When a Tier-1 telco in Ghana asked us to replace their legacy mobile money switch, the brief sounded simple on paper: keep the API surface stable, reduce per-transaction latency below 120ms at the 99th percentile, and survive a market that doubles in volume every eighteen months. The reality was anything but simple. The legacy stack had grown organically over a decade, accumulating bespoke fee tables, regulator-mandated audit trails, and a quiet web of dependencies on a single Oracle RAC cluster that was running out of room on its raised floor.
The throughput problem
Our first instinct was to measure before we touched anything. We instrumented a shadow replica with OpenTelemetry, replayed two weeks of production traffic, and watched the heat-map light up. The bottleneck was not, as the original team suspected, the database. It was the synchronous fan-out to four downstream systems: KYC, fraud, ledger, and notification. Every transaction blocked on all four. When any one of them paused for GC or a network hiccup, the entire switch slowed down.
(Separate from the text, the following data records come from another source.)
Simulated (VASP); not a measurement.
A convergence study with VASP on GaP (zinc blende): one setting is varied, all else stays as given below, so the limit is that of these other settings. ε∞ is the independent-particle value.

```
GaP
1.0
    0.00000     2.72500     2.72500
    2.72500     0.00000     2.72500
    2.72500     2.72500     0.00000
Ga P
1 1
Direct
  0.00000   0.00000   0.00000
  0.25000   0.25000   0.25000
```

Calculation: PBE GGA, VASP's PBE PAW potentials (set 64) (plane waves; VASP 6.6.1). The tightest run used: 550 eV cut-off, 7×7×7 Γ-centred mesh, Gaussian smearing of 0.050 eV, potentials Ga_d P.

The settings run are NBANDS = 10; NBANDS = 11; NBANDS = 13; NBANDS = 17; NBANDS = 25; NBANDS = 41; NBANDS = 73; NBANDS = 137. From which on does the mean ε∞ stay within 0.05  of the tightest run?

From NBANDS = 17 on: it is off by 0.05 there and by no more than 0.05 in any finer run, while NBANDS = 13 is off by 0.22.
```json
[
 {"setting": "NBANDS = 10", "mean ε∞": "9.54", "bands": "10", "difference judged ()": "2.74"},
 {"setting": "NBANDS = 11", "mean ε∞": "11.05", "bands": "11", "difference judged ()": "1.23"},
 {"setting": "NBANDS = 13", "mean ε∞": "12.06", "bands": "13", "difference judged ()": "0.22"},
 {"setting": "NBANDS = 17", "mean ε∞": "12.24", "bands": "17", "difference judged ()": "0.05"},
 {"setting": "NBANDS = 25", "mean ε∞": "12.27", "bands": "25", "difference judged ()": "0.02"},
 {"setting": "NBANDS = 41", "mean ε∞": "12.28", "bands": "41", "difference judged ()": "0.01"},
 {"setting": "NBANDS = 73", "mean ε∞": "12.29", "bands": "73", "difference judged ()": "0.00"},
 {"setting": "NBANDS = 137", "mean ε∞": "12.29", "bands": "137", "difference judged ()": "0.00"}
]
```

We redesigned around an event log. Kafka became the spine, with three topics serving the hot path: transaction-requested, transaction-authorized, and transaction-settled. The switch itself shrank to a thin authorization service that wrote to the log and returned a synchronous decision in under 40ms. Everything downstream became a subscriber that could fall behind without blocking the customer.
// Authorization hot path — keep this lean.
async function authorize(req: TxRequest): Promise<TxDecision> {
const account = await ledger.lockBalance(req.payerId);
if (account.available < req.amount) return reject("INSUFFICIENT_FUNDS");
const decision = await risk.scoreInline(req, { timeoutMs: 25 });
if (decision.deny) return reject(decision.reason);
await kafka.publish("transaction-authorized", req.id, req);
return approve(req.id);
}Lessons that travel
If you are building payment rails on the continent, three lessons from this engagement apply almost universally. First, the regulator is a stakeholder, not a constraint. We invited the central bank's tech team to two of our architecture reviews. They flagged a reporting gap that would have cost us a six-week remediation if discovered post-launch. Second, the agent network is your real-world load test. Telco agents have their own peak-hour patterns, and they cluster geographically. Your read replicas should follow your agents, not your office. Third, idempotency is not optional. Every retry, every double-tap, every dropped USSD session translates to a duplicate request somewhere in your stack.
“We stopped thinking about transactions as RPC calls and started thinking about them as facts in a log. That single mental shift unlocked the throughput we needed.”
What we would do differently
- Invest in synthetic load earlier — we waited until week ten and lost a sprint catching up.
- Treat the reconciliation report as a first-class product, not a back-office artifact.
- Standardize on a single tracing context across mobile, web, and USSD entry points from day one.
- Budget for the regulator-facing audit log as its own service with its own SLA.
The switch went live on a Tuesday at 02:00 GMT. By 09:00 we had cleared four million authorized transactions with a P99 of 87ms. By Friday the engineering team was already planning the next milestone: cross-border interoperability with two neighboring markets. The platform was no longer the bottleneck. The market was.